This photo of a sandbag wall at 1277 Debordieu Blvd. was included in the owners’ request to keep the illegal bags in place and bury them under sand. S.C. Department of Health and Environmental Control/provided S.C. Department of Health and Environmental Control/provided

SC - Editorial: Save SC beaches. Reject DeBordieu end-run around Beachfront Management Act.

For more than three decades, South Carolina law has prohibited property owners from building new sea walls on the beaches of our barrier islands. It’s also restricted the use of sandbags to approaching hurricanes and similar emergencies.

The law is part of a well-known, and well-litigated, strategy to project and preserve our white sandy beaches, which belong to the public and fuel our tourism economy. Although sea walls and sandbags protect the buildings and property immediately behind them, they also speed erosion in front of and alongside them — thus quite literally stealing the beach from all South Carolinians.

Although beachfront property owners have managed to convince the Legislature several times to whittle away at parts of the 1988 Beachfront Management Act, the no-new-sea walls policy has remained intact. But as Columbia’s State newspaperreports, a handful of North Carolinians who own property on Georgetown County’s exclusive DeBordieu Beach are now making an audacious effort to emasculate the law — and at least three members of the board of the Department of Health and Environmental Control are aiding their effort.

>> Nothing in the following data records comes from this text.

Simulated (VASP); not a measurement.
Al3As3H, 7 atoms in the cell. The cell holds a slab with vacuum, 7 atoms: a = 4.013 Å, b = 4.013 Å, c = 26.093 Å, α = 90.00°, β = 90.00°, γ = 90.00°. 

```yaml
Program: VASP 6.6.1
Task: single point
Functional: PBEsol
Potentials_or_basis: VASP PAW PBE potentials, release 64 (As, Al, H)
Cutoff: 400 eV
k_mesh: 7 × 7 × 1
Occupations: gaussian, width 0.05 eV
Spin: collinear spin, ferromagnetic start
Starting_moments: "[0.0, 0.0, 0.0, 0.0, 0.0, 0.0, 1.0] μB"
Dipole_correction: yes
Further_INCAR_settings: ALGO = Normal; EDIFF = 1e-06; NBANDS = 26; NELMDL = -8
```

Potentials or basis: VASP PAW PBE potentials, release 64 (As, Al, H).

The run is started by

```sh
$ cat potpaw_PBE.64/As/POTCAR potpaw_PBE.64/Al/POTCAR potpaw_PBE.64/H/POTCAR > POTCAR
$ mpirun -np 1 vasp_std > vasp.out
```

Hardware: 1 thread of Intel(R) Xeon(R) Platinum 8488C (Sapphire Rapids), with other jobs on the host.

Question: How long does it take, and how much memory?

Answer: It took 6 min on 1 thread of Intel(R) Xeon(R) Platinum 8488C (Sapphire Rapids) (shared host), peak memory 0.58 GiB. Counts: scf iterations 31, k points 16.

Seven property owners had a contractor install sandbags in front of their property after a 2020 hurricane, piling them six bags across and six bags high. And they left them there. When regulators at DHEC ordered the bags removed, the property owners enlisted Coastal Carolina University professor Paul Gayes to propose an “experiment” to see what happened if the sandbags were buried under more sand — essentially transforming what are supposed to be temporary emergency protective devices into an illegal sea wall in front of the failing 1980 sea wall that was grandfathered in by the 1988 law.

Regulators rejected the idea, noting that the sandbags are there illegally and state law prohibits burying sandbags and erecting new sea walls; they also said the sandbag wall could threaten nesting sea turtles. A few days before Christmas, a DHEC committee voted to ignore its staff and instead have the full DHEC board hear the property owners’ appeal this month. The hearing is scheduled for Jan. 13.